In 1995 Claremont Controls Ltd. achieved ISO 9001:1994
registration for the design, development and provision of Hornet
Software and associated services. Our quality systems also achieved
the necessary standard to be registered under TickIT.
ISO 9001:1994
Is the Quality System Standard - a set of requirements for
quality assurance in design, development, production, installation
and servicing. It identifies the 20 key elements that are the
foundation for quality.
TickIT
Is designed to improve market confidence in third party quality
system certification and makes active use of IS0 9001 for software
developers in a rational disciplined approach for any company
involved in software development. Case study evidence has shown it
to have been effective. An important part of TickIT has been to
stimulate software system developers to think about what quality
really is in the context of software development.
Year 2000 Conformity
All Hornet products were designed to conform to any requirements
brought about by the roll over of dates in the year 2000 since
their inception in the early 1980's. The British Standards
Institute committee BDD/1/-/3 defines conformity as requiring that
neither performance not functionality is affected by dates prior
to, during and after the year 2000.
The definition details four specific aspects that must be
addressed, all of which are included in all Hornet software:
- No value for current date will cause any interruption in
operation.
Hornet software does use and check against the current
computer system date and applies this for use in date marking
reports etc. Users must ensure that their system clocks after
1 Jan 2000 have been re-set correctly where necessary (consult
your computer systems documentation). Dates after 1 Jan 2000
will not adversely affect Hornet software.
- Date based functionality must behave consistently for dates
prior to, during and after the year 2000.

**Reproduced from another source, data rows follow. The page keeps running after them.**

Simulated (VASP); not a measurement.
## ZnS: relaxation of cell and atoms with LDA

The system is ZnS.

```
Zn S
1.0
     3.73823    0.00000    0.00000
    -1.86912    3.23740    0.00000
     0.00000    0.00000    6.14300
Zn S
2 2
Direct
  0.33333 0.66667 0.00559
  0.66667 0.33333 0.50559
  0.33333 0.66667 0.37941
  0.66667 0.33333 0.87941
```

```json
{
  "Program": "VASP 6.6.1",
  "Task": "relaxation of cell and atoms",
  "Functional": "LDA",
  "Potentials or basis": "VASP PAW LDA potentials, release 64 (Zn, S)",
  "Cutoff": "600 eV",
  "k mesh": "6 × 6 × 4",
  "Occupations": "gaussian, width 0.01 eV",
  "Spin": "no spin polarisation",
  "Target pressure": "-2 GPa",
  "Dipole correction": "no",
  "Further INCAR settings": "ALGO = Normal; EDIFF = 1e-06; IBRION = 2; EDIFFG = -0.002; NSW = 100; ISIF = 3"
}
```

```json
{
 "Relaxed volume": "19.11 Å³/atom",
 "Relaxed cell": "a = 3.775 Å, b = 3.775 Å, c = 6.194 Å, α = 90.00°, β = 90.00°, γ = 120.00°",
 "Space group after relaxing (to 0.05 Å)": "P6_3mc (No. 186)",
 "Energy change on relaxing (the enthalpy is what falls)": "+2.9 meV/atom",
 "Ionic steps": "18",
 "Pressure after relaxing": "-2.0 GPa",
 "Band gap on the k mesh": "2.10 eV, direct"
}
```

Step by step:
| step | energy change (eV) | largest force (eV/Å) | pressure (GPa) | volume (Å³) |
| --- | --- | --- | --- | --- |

This is true for all Hornet software.
- In all interfaces and data storage, the century in any date
must be specified either explicitly or by unambiguous algorithms
or inferencing rules.
Hornet uses a generic inferencing for resolving
ambiguous century dates; for example year dates of less than
70 are deemed to be years after the millenium threshold. All
projects based date values are stored and processed in Hornet
by a method independant of and unaffected by the millenium
date change.
- Year 2000 must be recognised as a leap year.
This is true for all Hornet software.